Salad Bars for School Lunches

More Variety for Vegetarians and a Promising Future

By Karen Leibowitz

Have you or your vegetarian child complained about the lack of options available for school lunch? When I was in public school, the most regularly-offered veggie options were canned green beans, syrup-drenched fruit, and french fries. Now, as a method of implementing new school lunch requirements under the Healthy, Hunger-Free Kids Act (HHFK), salad bars are popping up in public schools around the country through the National School Lunch Program (NSLP). Things are starting to look up for vegetarian students.

What Foods Are Being Offered At Salad Bars?
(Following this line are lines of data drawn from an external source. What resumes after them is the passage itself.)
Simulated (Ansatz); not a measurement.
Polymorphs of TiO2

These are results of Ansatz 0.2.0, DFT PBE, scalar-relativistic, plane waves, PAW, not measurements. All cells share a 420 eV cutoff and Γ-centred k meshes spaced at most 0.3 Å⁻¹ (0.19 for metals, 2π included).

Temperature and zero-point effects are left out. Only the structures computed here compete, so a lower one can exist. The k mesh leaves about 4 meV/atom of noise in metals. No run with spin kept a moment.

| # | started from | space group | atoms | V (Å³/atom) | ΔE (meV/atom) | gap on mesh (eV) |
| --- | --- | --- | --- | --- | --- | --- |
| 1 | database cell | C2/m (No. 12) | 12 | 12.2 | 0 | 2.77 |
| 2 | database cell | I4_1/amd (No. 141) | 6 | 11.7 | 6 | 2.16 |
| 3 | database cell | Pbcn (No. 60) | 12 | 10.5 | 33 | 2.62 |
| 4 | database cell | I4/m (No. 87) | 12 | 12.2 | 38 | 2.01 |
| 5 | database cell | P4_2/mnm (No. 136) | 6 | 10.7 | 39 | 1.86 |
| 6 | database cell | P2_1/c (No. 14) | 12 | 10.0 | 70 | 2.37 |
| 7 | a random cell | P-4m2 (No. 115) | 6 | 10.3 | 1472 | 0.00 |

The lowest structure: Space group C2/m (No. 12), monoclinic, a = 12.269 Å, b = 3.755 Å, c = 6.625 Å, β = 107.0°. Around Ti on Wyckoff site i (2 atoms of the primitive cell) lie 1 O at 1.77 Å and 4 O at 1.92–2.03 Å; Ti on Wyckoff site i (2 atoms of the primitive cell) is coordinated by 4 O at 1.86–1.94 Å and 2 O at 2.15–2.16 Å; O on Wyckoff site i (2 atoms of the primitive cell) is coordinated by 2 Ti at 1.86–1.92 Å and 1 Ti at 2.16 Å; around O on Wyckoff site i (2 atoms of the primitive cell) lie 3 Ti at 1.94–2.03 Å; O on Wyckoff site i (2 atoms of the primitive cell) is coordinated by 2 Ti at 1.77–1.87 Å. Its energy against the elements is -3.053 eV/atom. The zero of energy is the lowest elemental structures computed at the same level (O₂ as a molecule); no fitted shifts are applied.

Many schools use commodity food items such as grains, dried beans, and peas in their salad bar to stay within their budget.1 Some schools that choose not to provide strictly commodity foods offer only fruits and vegetables (no legumes or grains).

Salad portion size is important. Some students may take such minimal amounts of food that it cannot be counted as a meal, while others take too much and end up wasting it. Most salad bars are self-serve, but if food waste is a concern, the school has the option of providing some pre-packaged or pre-wrapped items in appropriate portions.2 The USDA encourages schools with self-serve salad bars to provide a visual of what a serving of the particular food item looks like (see definition of salad bar portions).3 These are all measures to prevent waste, but for vegetarians, the all-you-can-eat fruits and vegetables options will not likely go to waste!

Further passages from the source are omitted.